Prof. Tao An and collaborators are in the finalists for the 2020 "Gordon Bell Prize"
[November 16, 2020] "Processing full-scale Square Kilometre Array workflow on the Summit supercomputer", with the participation of Professor Tao An and Mr. Baoqiang Lao of the Shanghai Astronomical Observatory (SHAO), Chinese Academy of Sciences (CAS), is in the finalist for the 2020 Gordon Bell Prize, the highest awards in the field of high performance computing (HPC). The final results of the 2020 Gordon Bell Prize will be announced at the International Conference on Supercomputing, to be held in the United States on 19 November (20 November Beijing Time).
The Square Kilometre Array (SKA) is the largest radio telescope to be built, consisting of more than 2,000 dish antennas, millions of log-periodic antennas and hundreds of dense aperture arrays, which will open up a new era of the exploration of the Universe. The SKA will achieve extremely high sensitivity with its large collecting area, high spatial resolution with a maximum baseline of thousands of kilometers, fine temporal signals with nanosecond sampling, and generate data flow at rates of up to 10 peta bit per second that exceed the total capacity of the current global Internet. One of the key bottlenecks of the SKA is how to properly process the SKA big data, as it is tied to whether the SKA can achieve the expected scientific breakthrough.
The construction of SKA will start in 2021, the first phase of the project (SKA1) is expected to be completed in 2029, and SKA's data processing system has entered the critical engineering validation and implementation stage. The SKA data processing is carried out in a real-time mode, thus requiring the workflow to have a high level of stability, scalability and energy consumption. The pre-processed data is transmitted via high-speed broadband internet to several regional data centers located in major member countries for in-depth analysis, and scientists primarily conduct scientific research based on the regional data centers.

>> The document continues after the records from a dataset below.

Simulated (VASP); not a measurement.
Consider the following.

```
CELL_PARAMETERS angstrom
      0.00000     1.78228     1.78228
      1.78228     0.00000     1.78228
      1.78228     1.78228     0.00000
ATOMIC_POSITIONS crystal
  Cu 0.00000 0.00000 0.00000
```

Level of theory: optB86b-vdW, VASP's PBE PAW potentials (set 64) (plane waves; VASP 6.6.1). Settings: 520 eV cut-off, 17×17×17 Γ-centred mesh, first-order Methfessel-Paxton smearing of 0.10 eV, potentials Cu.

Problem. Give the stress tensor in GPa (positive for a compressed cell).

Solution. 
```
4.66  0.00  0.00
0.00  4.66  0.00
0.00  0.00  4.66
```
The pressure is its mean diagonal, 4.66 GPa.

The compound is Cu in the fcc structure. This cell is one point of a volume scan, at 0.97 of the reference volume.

The team exceeded expectations by simulating and processing the complete data processing workflow of the SKA1 low-frequency telescope. That includes a real-time pipeline of observational data generation, acquisition, correlation, calibration, and imaging, using Summit, the world's fastest supercomputer at the time, developed by IBM and operated by Oak Ridge National Laboratory. The Summit’s computation power, up to 200 peta flops (Pflops for short), is comparable to that of the supercomputer of the SKA1 and is the best platform to validate the SKA data processing system. The paper describes in detail the breakthroughs made in the execution framework, parallelized input/output (I/O) and scaling-up execution of the SKA data processing system.
The experiments are oriented to the key science project of SKA "Exploration of the Era of the Cosmic Re-ionization", using the sky model obtained by combining observational data and theoretical calculations, together with the design configuration of the SKA1 low-frequency telescope array (including 512 stations, each station has 256 antennas, so the total number of antennas is 131,072). The volume of the generated data reaches 2.6 petaByte (PB). This data mimic the observations at the frequency range 46-221MHz, requiring a total of 27,648 GPUs, using 99% of Summit's resources.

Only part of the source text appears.